Here's great news for the airlines, courtesy of Spagnola: Nearly 4.75 billion passenger trips are expected worldwide this year. That would be a record, and an increase of 137% since 2004.
That's not necessarily great news for the environment. Although the airline industry isn't the leading offender, it's the growth in emissions from air travel that are at issue, William Wilkes wrote in a March Bloomberg article.
"All of these forecasts are terrifying climate scientists and activists who say increasing concentrations of greenhouse gases are leading to rising temperatures, more extreme weather and higher death tolls from natural disasters caused at least in part by human activity," Wilkes wrote. He then quoted Paul Fennel, a professor of clean energy at Imperial College in London, as saying, "We are all going to have to reduce the extent to which we fly."
Enter flight shaming, which means you are wringing your hands over your carbon footprint and deciding perhaps you won't take that trip.
The idea has been gaining momentum since about 2017 and may be having an effect, according to the BBC. Domestic travel dropped 4% in Sweden in 2019, which the BBC cites as the country of origin for flygskam, or flight shaming.
In July, KLM asked people to reduce their air travel, suggesting train travel in its place.
That's a concept that works in the Netherlands and most of Europe a little better than it does in the United States. You can get to Paris from London (about 300 miles) by EuroStar in a little more than two hours. If you took Amtrak's Coast Starlight from L.A. to San Francisco (about 380 miles), you could leave L.A. at 10:10 a.m. and get to San Francisco about 10:30 p.m., with the last of the trip by bus.
It's not just that we don't have high-speed trains; it's the distances you must cover in this country if you're headed for points east.
If you fly, several airlines let you buy carbon offsets, including Delta, United and JetBlue.
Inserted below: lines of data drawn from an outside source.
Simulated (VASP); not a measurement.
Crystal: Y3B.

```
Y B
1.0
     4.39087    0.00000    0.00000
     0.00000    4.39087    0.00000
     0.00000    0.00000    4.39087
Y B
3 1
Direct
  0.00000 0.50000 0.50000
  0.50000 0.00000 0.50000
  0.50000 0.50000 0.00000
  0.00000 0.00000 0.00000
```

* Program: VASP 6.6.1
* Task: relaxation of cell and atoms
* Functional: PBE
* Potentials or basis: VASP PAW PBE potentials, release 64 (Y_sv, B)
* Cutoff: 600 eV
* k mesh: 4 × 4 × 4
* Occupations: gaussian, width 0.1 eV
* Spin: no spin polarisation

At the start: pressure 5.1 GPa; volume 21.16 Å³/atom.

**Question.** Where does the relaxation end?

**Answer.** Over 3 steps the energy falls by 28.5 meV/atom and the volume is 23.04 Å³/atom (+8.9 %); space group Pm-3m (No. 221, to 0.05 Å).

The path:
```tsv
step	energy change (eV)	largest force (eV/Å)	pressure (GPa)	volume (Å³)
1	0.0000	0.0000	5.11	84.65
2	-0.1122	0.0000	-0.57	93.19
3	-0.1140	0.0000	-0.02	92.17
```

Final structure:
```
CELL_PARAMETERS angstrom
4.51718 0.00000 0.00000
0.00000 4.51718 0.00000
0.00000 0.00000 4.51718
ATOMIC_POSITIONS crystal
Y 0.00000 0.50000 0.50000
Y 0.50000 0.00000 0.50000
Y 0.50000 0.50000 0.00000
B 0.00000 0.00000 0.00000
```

Or you could plant trees. In a study, 1st Move International calculated how many trees you would need to plant to mitigate a trip from the United Kingdom to various places, then recalculated for LAX: to New York City (seven), to Tokyo (15), to London (16) and to Bangkok, Thailand (23).
Should you fly? Not fly? Kaplan notes that even if you're not on that flight, it will take off anyway - at least for now.
Until we have clean-air jets, this is going to be an increasingly large issue.
The question you need to ask yourself: Can I live with myself if I go? As a traveler, can I live with myself if I don't?